Chile's The Sacred Family (Sagrada Familia)--a sexually charged story from 2005 that focuses on the sometimes cruel behavior in fractured relationships--is one of nine feature films from the 2007 set list. Young architect Marco (Néstor Cantillana)--his foot gimpy from a drunk driving accident--invites his drama-studying girlfriend Sofia (Patricia López) to the beach-front home of his parents Marco Sr. (Sergio Hernández) and Soledad (Coca Guazzini) for Easter weekend. Also visiting are Marco's friends Pedro (Juan Pablo Miranda) and Aldo (Mauricio Diocares), a gay couple that met taking civil law classes. Rounding out the cast is neighbor Rita (Macarena Teke), Marco's selectively mute childhood friend--one with a clear crush on him.

It takes only a few minutes for mother Soledad (who is showing signs of slight mental instability) to form a somewhat negative opinion of her son's opinionated, free-spirited lover ("She's not for him," she says of Sofia, who--like Marco Jr.--shuns Catholicism). But when a friend calls with news of a family emergency, Soledad heads to Santiago, leaving her husband and son without a mediator to cool their sometimes-rocky relationship. Meanwhile, Sophia proves to be an expert instigator, a passive-aggressive troublemaker who wastes no time questioning Marco's love and intelligence, all the while seeking attention and approval. She also relishes any chance to bad-mouth Rita behind her back ("Did the dumb one have fun, too?"), and has no issues playfully flirting with Marco Sr.

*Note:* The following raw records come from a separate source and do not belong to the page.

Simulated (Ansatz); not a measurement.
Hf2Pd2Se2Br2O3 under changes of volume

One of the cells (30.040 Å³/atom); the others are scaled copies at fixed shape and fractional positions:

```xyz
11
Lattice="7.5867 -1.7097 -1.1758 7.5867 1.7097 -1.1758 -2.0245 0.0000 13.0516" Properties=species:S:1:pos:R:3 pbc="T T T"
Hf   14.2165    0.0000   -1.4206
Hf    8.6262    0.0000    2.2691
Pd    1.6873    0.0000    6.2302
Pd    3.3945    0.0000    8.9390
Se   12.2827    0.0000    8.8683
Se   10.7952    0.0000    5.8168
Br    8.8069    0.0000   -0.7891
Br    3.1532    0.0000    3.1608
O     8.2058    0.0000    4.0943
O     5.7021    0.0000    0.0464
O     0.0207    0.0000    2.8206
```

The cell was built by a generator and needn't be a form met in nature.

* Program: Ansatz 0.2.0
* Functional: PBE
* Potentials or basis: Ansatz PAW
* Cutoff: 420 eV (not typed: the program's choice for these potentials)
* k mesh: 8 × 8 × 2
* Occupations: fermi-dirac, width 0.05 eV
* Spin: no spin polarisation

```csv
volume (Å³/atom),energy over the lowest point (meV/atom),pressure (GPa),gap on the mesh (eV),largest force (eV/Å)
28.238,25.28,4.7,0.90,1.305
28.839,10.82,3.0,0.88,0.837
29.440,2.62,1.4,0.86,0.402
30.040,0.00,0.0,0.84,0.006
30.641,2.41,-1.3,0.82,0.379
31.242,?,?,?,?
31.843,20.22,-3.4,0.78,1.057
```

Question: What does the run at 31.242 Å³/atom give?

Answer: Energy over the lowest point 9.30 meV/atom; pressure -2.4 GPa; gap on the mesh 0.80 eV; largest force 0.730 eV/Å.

It's appropriate that Sofia finds inspiration in Ophelia, her Hamlet muse and the subject of her latest monologue. Sofia embraces madness, and spearheads a drug-induced night that gets the younger house guests increasingly horny ("I've become a hedonist...but being a hedonist is very provocative"). In the aftermath of that reckless night, more conflict arises between Pedro and Aldo, while an intense conversation between father and son--centering on religion and the pressure to live up to society's definition of success--signals the start of deeper conflict to come.

The Sacred Family is equal parts bitter and beautiful, jaded and hopeful. It's like a Neil LaBute film with a little heart. At its core, it strives to present the emotional challenges people face in their quest for love, happiness, faith and acceptance, issues often complicated by family, responsibility and commitment. "I try to establish rich relationships so as to make life worth living. Otherwise, everything is amorphous, like half-done," notes Marco Sr. "That's how people waste life. Freedom doesn't mean allowing yourself to do just anything." The film frequently addresses the idea of waiting--an option that doesn't end up being so passive, after all.

Cantillana may have the least flashy role, but he breathes heart and depth into a confused young man trying to find his path. And López is so real as she combines sweetness and evil into one demurely diabolic package--I've met people like her before, and they're frightening. Writer/director Sebastián Campos creates a highly engaging dialogue that creeps up on you as the film progresses. He also keeps you on edge, as uncomfortable as many of the characters--the movie is shot with handheld cameras that are frequently up close and personal with the film's fractured faces. You're not quite sure where things are headed, but I found myself increasingly invested in young Marco's happiness. And while I won't spoil any plot developments, I couldn't take my eyes off the screen during the last 25 minutes of this thought-provoking work.


Here comes the bad news: not only is the 1.85:1 widescreen transfer non-anamorphic, it's a pretty drab affair. I'm assuming a lot of the rough look is intentional, the lower quality and handheld cameras adding to the film's dark sense of realism. Still, it's not visually pretty: you'll see plenty of grain, noise and film specs, and the colors are dull. This is a very dark film, and many shots drown faces and images in black. Worst of all, there's an odd "telescope like" effect, with curved darkness surrounding the four corners. It's mild yet noticeable. Still, the image isn't so bad as to not enjoy the experience.

The mild 2.0 surround track is sedate, which suits the material fine. I never struggled to understand anything, but I was never impressed with any depth. Forced English subtitles are provided for the Spanish dialogue.

No extras of note--there's a .pdf discussion guide (featuring director's notes, a director bio and a profile of Chile) accessed via your computer, a Global Lens trailer and text summaries of other films in the collection.

Final Thoughts:
At once bitter and beautiful, jaded and hopeful, Chile's The Sacred Family puts the spotlight on a dysfunctional group of friends and family. It's a sexually charged work that is always thought-provoking, led by a young man's journey to find his way--and a highly intriguing final act. The weak transfer makes this tough to recommend as a library addition, but it's definitely worth a look. Rent It.